With his latest divisive outburst as he seeks re-election, Turkey’s Executive President, Recep Tayyip Erdogan, underlined the chasm between him and his great predecessor, Mustafa Kemal Ataturk.

Ataturk was one of the Turkish heroes of the Gallipoli campaign before becoming his nation’s first President in 1923. He showed his wisdom and compassion in 1934 when he addressed visiting Anzac and British veterans and said:

“Those heroes that shed their blood and lost their lives … you are now lying in the soil of a friendly country. Therefore rest in peace, there is no difference between the Johnnies and Mehmets to us where they lie side by side here in this country of ours … You the mothers, who sent their sons from far away countries, wipe away your tears; your sons are now living in our bosom and are at peace. After having lost their lives on this land they have become our sons as well.”

Has there been a more generous sentiment of forgiveness and humanity from a victorious warrior to his foes?

Ataturk’s wonderful gesture of reconciliation opened the way for an uniquely warm relationship with our former enemy. Prior to Erdogan’s authoritarian rhetoric, Turkey made some remarkable overtures to the Anzacs. After all, how often does one nation name part of her beloved land after soldiers from two countries on the other side of the world who came to invade her?

That’s what the Turks did in 1985 when their government officially named the beach where the Anzacs landed on April 25 1915 as Anzac Koyu or Anzac Cove. At the dedication ceremony at Ari Burnu Cemetery at the northern end of Anzac Cove those words from Ataturk were unveiled and immortalised on a beautiful stone memorial.  

That same year the Australian Government reciprocated by naming part of Lake Burley Griffin in Canberra as ‘Ataturk Reach’ and by naming the entrance to Albany Harbour in WA, the departure port for the Anzacs, as ‘Ataturk Entrance’. 

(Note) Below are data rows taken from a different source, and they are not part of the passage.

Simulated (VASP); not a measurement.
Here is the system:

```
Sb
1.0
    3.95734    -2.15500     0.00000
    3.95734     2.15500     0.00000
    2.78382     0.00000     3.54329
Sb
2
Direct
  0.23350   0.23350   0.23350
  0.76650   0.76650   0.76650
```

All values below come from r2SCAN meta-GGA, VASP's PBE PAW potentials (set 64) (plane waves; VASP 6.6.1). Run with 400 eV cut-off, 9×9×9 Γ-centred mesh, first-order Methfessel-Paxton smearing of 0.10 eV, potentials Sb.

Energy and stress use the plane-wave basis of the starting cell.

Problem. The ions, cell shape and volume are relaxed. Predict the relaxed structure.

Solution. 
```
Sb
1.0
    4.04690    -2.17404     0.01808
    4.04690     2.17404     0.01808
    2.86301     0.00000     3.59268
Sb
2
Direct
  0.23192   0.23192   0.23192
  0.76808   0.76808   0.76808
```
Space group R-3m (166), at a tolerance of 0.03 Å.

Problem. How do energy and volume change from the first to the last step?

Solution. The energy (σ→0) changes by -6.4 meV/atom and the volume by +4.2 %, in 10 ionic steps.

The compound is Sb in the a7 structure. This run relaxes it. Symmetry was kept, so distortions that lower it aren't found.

And, at the same time, the New Zealand Government dedicated the Ataturk Memorial on a hill at the entrance to Wellington Harbour, the departure port for the NZ contingent.

As early as 1951, two years after the Australian and Turkish forces fought side by side as allies in the Korean War, they co-celebrated Anzac Day. The Victorian RSL even has a Turkish Sub-branch that marches on Anzac Day.

But, since he came to power in 2014, Erdogan has been working to water down the influence and legacy of the great Ataturk, a noted secularist and social reformer who modernised Turkey, enabling the emancipation of women, abolishing Islamic institutions and introducing western legal codes, dress, calendar and alphabet.

While Ataturk pursued a policy of friendly neutrality with Turkey’s neighbours, Erdogan has whipped up sectarian division and hatred. His latest diatribe, where he showed footage of the Christchurch massacre at one of his local election rallies, while linking the Anzacs’ involvement in the Gallipoli campaign with some kind of religious crusade – Christians trying to invade Muslim Turkey – is consistent with his approach to taking Turkey back to an Islamic state.

Would that we had another Ataturk to lead our Turkish friends with wisdom and compassion.